In the week leading to October, Abbott India saw some sharp swings. A fund house is a said to have dumped a fair-sized lot, sending the stock into a tailspin. But it quickly rebounded, as some HNIs, who had been lying in wait, swooped in.
Smart strategy, not fat finger
Options traders have been noticing a strange trend in weekly Bank Nifty contracts. On expiry day, when the index has been falling, there is a sudden demand for deep out-of-the-money call options, leading to a spike in the premium of those contracts. A similar anomaly has been spotted when the index is rising on expiry day; there is a big demand for deep out-of-the-money put options. Ideally, premia for such deep OTM contracts should be falling on expiry day and even otherwise, it makes no sense to go for such contracts when the market is moving in the opposite direction.
Initially, these swings were thought to be the result of fat finger trades or newbie traders with no understanding of how options worked. But turns out that some smart traders are using this strategy to free up a part of their margin funds locked up with the exchange. The rationale here is that it helps limit the effective value at risk if prices move adversely, as the deep OTM trade sets a cap or floor. Of course, there is a cost to buying deep OTM contracts. But if the freed up margin can be used for a much more profitable trade, then ‘why not’? is what some traders are saying.

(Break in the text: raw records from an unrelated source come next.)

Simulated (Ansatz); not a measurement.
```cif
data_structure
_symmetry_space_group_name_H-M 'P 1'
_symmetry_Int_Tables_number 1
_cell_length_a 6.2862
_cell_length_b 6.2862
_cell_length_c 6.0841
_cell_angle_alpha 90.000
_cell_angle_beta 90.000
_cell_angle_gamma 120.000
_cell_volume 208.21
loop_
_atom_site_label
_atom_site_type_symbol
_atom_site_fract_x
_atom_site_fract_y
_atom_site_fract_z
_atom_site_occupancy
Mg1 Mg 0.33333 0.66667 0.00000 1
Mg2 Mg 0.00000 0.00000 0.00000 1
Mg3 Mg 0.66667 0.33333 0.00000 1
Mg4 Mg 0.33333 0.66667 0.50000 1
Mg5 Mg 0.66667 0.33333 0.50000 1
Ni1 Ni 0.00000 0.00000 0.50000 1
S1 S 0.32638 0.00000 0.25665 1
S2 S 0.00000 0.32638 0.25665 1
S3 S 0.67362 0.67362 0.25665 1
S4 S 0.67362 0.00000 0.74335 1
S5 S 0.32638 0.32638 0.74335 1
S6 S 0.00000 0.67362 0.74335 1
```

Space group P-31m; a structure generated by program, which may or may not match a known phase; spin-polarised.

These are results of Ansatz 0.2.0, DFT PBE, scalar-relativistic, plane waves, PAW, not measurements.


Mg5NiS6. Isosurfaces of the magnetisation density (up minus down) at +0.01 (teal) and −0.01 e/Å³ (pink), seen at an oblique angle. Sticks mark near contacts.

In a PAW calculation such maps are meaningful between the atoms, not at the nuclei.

Rise of IIIs and celebrity operators
You have heard of foreign institutional investors (FIIs) and domestic institutional investors (DIIs). But the category which is right now powering the bull run in mid and small cap stocks is the III- Individual ‘Insta’-gram Investor, as some in the market would like to call them. This group can be seen hanging out on social media platforms-notably Twitter and Instagram—following as many market gurus and pundits in the hope of some market wisdom/tips than can help them make some instant profits. This is leading many companies to seek the services of market gurus with a huge following to endorse their stock. The modus operandi works somewhat like this: the celebrity buys a sizeable quantity of the stock and announces it on social media. This will immediately bring IIIs rushing in. The promoter will underwrite losses if any, and the celebrity gets to keep the upside. What’s in it for the promoters? A rise in the stock price benefits them as they play in much bigger quantities with the help of traditional market operators.
Not FOMO, but FONO
Till some months back, the Fear Of Missing Out (FOMO) was prompting many retail investors to invest in equities and mutual funds even if they had little or no understanding of what they were getting into. With fixed deposit rates now at rock bottom, there is another factor making many people desperate for a piece of the stock market action. And that sentiment can be called FONO—Frustration Over Neighbours’ Opulence. The other day J, a small business owner in his early 40s, who operates out of the same co-working space as this diarist, seemed distraught at the market making new highs every day.
“I have to invest in stocks,” he told me.
When asked why:
“My friends, who don’t know the A of stock market have made a lot of money from the market in a short time. I wonder what is wrong with me. Why can’t I make money like them?”
A couple of things here. One, everybody looks smart when the market is rising one way. The true picture will emerge only once the bull run ends. Two, your neighbours/friends/relatives will only brag about their winning trades. Few will be honest enough to talk about their losses.